16 dead in bloody day for Mexico's drug war
Six women and a man were shot dead in a bar in the northern Mexican city of Ciudad Juarez late Thursday after gunmen stormed the building, police said.
Six women and a man were shot dead in a bar in the northern Mexican city of Ciudad Juarez late Thursday after gunmen stormed the building, police said.
The evening murders came after a bloody day that also saw eight suspected drug cartel members and one soldier killed in a shootout in the north-central Mexican state of Zacatecas.

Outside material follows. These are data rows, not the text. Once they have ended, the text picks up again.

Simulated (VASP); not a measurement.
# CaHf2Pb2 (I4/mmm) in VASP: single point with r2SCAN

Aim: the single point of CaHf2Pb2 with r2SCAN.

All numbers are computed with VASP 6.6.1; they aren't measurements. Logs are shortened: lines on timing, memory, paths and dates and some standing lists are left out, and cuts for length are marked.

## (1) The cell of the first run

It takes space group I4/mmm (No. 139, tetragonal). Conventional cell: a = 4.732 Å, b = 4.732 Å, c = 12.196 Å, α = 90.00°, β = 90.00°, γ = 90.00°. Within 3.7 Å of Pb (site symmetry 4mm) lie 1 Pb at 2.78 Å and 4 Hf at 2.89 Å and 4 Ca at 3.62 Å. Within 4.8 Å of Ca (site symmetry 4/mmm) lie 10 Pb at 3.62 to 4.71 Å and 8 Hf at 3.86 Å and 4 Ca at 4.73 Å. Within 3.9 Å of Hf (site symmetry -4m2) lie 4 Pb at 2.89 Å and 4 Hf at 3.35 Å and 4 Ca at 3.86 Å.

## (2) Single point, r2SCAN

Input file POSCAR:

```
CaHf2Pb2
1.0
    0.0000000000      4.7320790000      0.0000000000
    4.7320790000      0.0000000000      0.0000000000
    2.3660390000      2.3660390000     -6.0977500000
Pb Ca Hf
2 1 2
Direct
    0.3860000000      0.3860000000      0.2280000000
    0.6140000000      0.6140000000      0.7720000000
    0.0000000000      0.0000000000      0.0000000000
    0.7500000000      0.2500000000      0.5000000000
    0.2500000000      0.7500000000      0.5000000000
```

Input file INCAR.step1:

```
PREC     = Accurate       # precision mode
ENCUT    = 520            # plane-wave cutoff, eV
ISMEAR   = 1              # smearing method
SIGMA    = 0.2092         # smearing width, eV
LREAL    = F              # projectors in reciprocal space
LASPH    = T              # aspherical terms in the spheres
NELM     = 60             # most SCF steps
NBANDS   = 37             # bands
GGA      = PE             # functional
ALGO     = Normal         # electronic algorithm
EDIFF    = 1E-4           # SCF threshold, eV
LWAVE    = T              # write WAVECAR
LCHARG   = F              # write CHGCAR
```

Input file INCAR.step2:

The killings in the Juarez bar also left two other women seriously injured, in the city, just across the border from El Paso in the southern US state of Texas.
Ciudad Juarez is among those worst hit by the bloody war between feuding drug cartels that has left over 34,200 people dead since December 2006, when President Felipe Calderon launched a nationwide crackdown that has failed to stem the tide of violence.
In the Zacatecas battle, soldiers were investigating reports of gunmen around the city of Tabasco, the defense ministry said. The suspects opened fire at the soldiers, the government said. Tabasco is 190 kilometers (118 miles) north of Guadalajara.
Earlier this week, authorities recovered the bodies of five men dumped on the side of road in Zacatecas after their execution-style slaying.
The deaths raised to 41 the number of people killed last weekend in drug-related violence, particularly in northern Mexico where drug cartels are at war with each other for turf and smuggling routes into the United States.